Here come the legal bills
Butte County Controller Dave Houser said this week that his office received the first—of, presumably, many—bills from Charles Bell’s office.
Bell is the $275-an-hour attorney hired by three-member majority of the Board of Supervisors to sue County Clerk Candace Grubbs in November. Bell’s contract called for a $2,000 advance for his services, but the payment was delayed when several community members challenged the board’s authority to hire Bell in the first place.
Houser said the $2,000 bill arrived this week and would be paid promptly. But that’s just the first in a long line of bills that the county will get from Bell’s office. After all, Bell attended several days’ worth of supervisors’ meetings in Oroville, held several meetings with the three supervisors who hired him, and presumably logged dozens of hours doing background work on their case.
No one we talked to could be sure exactly how much all that legal wheeling and dealing would cost but there’s little doubt that $275 an hour adds up mighty fast.
CUSD’s to-do list: It’s gonna happen
The board and superintendent for the Chico Unified School District have formalized their to-do lists.
At the school board’s Dec. 19 meeting, trustees voted to approve a list of “board priorities” for 2001-02 and also the “superintendent’s goals” for that same time period.
The board’s priorities include: improving the negotiation process with its teachers’ union; standardizing the instructional delivery of district-wide standards and benchmarks; continuing to aggressively pursue a site for the new high school; meeting the needs of a diverse and changing student body; and building community partnerships while improving communication.
Meanwhile, Superintendent Scott Brown’s goals include: seeing through the strategic-planning process; transferring special-education programs from the Butte County Office of Education; creating “increased opportunities for communication” among CUSD stakeholder groups; providing extra support for new administrators and reorganizing the administrative team; dealing with declining enrollment; and working toward buying land for and building the new high school.
The board usually sets three levels of priorities for itself each year, such as passing a school bond or establishing a student data management system, and often meets them. Other times, they fall by the wayside, as did supporting the Education Foundation and maintaining an in-school suspension program at the secondary schools.
Manny, Moe and Jack settle fraud case
Butte County District Attorney Mike Ramsey announced Dec. 26 a settlement in a consumer fraud case his office had filed against the California operation of Pep Boys, Inc., the national car parts chain. Ramsey’s press release said the Pep Boys, a.k.a. Manny, Moe and Jack, had mailed misleading advertisements in May 2000 that said if you bought Autolite sparkplugs you would be entitled to both a cash rebate and some free gas. But the form you filled out to claim your rebate and the gas card said you could get only one or the other.

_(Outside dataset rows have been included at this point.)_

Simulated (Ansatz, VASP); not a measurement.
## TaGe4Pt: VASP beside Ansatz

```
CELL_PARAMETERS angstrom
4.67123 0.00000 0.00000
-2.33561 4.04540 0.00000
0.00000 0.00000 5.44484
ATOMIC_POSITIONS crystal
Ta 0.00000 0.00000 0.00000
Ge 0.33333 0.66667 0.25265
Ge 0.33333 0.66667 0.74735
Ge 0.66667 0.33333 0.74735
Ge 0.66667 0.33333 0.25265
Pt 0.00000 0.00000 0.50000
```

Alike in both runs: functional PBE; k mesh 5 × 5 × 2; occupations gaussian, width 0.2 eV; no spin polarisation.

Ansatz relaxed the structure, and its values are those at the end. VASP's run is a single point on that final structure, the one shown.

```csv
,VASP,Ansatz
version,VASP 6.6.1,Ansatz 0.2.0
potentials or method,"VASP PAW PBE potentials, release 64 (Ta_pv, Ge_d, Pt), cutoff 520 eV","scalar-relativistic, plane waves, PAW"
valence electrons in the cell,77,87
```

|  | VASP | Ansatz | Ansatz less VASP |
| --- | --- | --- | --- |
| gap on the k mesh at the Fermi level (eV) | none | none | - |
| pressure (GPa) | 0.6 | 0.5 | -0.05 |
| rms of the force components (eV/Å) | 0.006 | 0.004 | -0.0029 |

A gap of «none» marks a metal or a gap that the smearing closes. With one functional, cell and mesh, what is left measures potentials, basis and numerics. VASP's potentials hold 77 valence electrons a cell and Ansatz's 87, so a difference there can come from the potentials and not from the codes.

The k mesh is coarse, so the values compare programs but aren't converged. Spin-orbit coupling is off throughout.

As part of the settlement, Pep Boys admitted no fault but said it would track down and pay back each of the 565 Californians who purchased Autolite spark plugs from the parts store between May 15, 2000, and June 30, 2000. If you took the cash, you’re entitled to $10 for the gas part of the deal. If you took the gas, you get $3.60 for the rebate. As part of the settlement, Pep Boys agreed to an order by Butte County Superior Court Judge Steven Howell not to engage in similar false advertising in the future. And the company will pay a civil fine of $22,500.